Iowa and Michigan have met 57 times on the football field with Michigan holding a 40-13-4 record over the Hawkeyes. Despite the past success, over the past three seasons Iowa has ruled the series. The 58th meeting is set to kickoff at 11:00 a.m. CT on ESPN.
Heading into the 2012 season this matchup looked to be a close and compelling game inside the Big Ten, now it appears that the Wolverines will end the losing streak with ease this Saturday.
Looking ahead to the Big Ten showdown in the Big House, here are the five reasons that the Wolverines will handle the Hawkeyes with ease this weekend.
The Michigan defense has continued the dramatic improvement in Ann Arbor under Brady Hoke. The Wolverines were near the bottom of the country during the 2010 season; since then, the Wolverines are now in the Top 15.
This season, Michigan is ranked the No. 11 total defense and the No. 1 pass defense in the country. The Iowa offense is already having problems this season, but their issues just got worse.
With the way that Michigan is playing on defense, the Hawkeyes won’t score many points in this game. The Wolverines will bottle up the Iowa ground and air attack consistently, forcing the Hawkeyes to rely on the big play to create points.
James Vandenberg was expected to be one of the elite signal callers in the Big Ten heading into this season. Instead, his senior season has been a major disappointment.
Vandenberg is only completing 56.9 percent of his passes, tossing for 1,976 yards so far this season. He has also thrown five touchdowns, but six interceptions cast a shadow over the scores.
He will face the No. 1 pass defense in the country on Saturday, continuing his struggles for the 2012 season. The Michigan secondary will be planning a party in the Big House at the expense of the Hawkeyes quarterback.
There have only been two games so far this season, with multiple interceptions from Vandenberg, with this game likely finishing as his third.
As the season draws to a close, the Wolverines are only a one-loss Big Ten team. That one defeat did come to Legends Division leading Nebraska, but both have a Big Ten loss this year.
The Wolverines have an outside shot at sneaking into the Big Ten title game if Nebraska loses one of its two final games. While the scenario isn’t a perfect one, it is one worth fighting for if you are Michigan.
Any reason for this game to carry an added edge for the Wolverines is a negative for Iowa. As Michigan pushes for a share of the Big Ten Legends Division, Iowa stands in its way. The Wolverines won’t drop four in a row.

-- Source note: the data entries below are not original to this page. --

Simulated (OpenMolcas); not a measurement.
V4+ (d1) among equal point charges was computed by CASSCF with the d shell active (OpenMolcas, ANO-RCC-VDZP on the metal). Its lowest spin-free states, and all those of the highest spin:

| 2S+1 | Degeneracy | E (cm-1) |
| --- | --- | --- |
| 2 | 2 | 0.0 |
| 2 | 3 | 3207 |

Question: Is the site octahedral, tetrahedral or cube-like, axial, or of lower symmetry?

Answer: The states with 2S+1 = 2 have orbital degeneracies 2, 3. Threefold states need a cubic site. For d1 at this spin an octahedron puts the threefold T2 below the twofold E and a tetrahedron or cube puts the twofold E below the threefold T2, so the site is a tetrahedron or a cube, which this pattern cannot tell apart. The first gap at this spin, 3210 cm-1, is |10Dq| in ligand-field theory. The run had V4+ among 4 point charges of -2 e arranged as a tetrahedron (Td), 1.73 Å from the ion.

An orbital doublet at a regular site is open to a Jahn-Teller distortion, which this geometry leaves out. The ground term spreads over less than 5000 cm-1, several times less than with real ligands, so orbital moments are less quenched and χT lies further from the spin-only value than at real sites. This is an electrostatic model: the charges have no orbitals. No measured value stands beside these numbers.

The Wolverines may be without starting quarterback Denard Robinson again this week as they face the Iowa Hawkeyes at home. Robinson is day-to-day with an elbow injury. Without Robinson, the Wolverines will put Devin Gardner under center.
Gardner is a Wolverine that has seen time all over the field this fall. He started his career as a quarterback for Michigan before moving to wide receiver prior to the 2011 season.
This year Robinson has battled through numerous injuries, forcing the Wolverines to bring Gardner back into commission at the quarterback position. Gardner has answered the call, passing for 234 yards against Minnesota and 286 against Northwestern.
Gardner also added 68 rushing yards and three touchdowns during those two games.
While the Wolverines may be missing starting quarterback Robinson, they don’t appear to be missing a beat with Gardner calling the shots. In fact, the passing game looks more effective than with Robinson calling the shots.
Iowa will have its hands full this weekend with Gardner. The backup is playing better than the starter.
When breaking down rivalry-type games, the team with the momentum for the season usually comes out on top. That sounds cliché, but it is pure trendy truth in football.
Right now, the Wolverines have the clear advantage in the game as the Hawkeyes are in a tail spin. Head coach Kirk Ferentz is beginning to hear calls for his job in Iowa City as the Hawkeyes are hitting a downward skid.
Taking a look at Ferentz’s record with Iowa, the past eight seasons have been mediocre—save the 11-win 2009 season.
This will be his worst season with the Hawkeyes since 2000, when his Iowa team went 3-9. Fans of the black and yellow are not willing to sit by and watch this team lose much longer. A loss to Michigan will be disastrous for this season and Ferentz’s future.
With the mounting pressure, this is setting up to be a big loss for the Hawkeyes on the road.